I see that all the great fundamentals which society has made good use [of] to retain the allegiance of men — such as religion and law — will be without power to destroy an organization which has made itself a cult, and put itself above all human legislation. Finally, I see the release of calamities whose end will be lost in the night of ages, like those subterranean fires whose insatiable activity devours the entrails of the globe and escapes into the air with a violent and devastating explosion.

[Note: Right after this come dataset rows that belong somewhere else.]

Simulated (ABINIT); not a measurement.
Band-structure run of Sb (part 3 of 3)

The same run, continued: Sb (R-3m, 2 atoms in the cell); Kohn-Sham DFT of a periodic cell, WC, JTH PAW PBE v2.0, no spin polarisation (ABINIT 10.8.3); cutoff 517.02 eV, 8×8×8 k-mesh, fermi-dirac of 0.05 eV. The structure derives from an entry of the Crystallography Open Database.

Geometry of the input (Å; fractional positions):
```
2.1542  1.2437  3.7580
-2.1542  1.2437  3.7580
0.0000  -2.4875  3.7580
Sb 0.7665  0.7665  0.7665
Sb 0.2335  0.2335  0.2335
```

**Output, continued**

Jean Baptiste Carrier, the cold-blooded Jacobin executioner, “entertained a peculiar hatred for children — ‘they are whelps,’ he said, ‘they must be destroyed,’” wrote Nesta Webster in The French Revolution. “The details of these massacres far surpass in horror anything that took place in Paris during the height of the Terror; there young children at least were spared, but at Nantes they perished miserably by the hundreds. The annals of savagery can show nothing more revolting — poor little peasant boys and girls thrust beneath the blade of the guillotine, mutilated because they were too small to fit the fatal plank; 500 driven at once into a field outside the city and shot down, clubbed and sabred by the assassins round whose knees they clung, weeping and crying out for mercy.”
The guillotine was simply too slow to suit the bloodlust of Robespierre, St. Just, Marat, Babeuf, and the others. So the fusillades were begun. Men, women, children, priests, and nuns were herded together and mown down with cannon and muskets, or simply blown up with large charges of powder. Still the executions were too slow. The problem was solved by that mad genius Carrier, who invented the noyades, or mass drownings, which he laughingly called “bathing parties.”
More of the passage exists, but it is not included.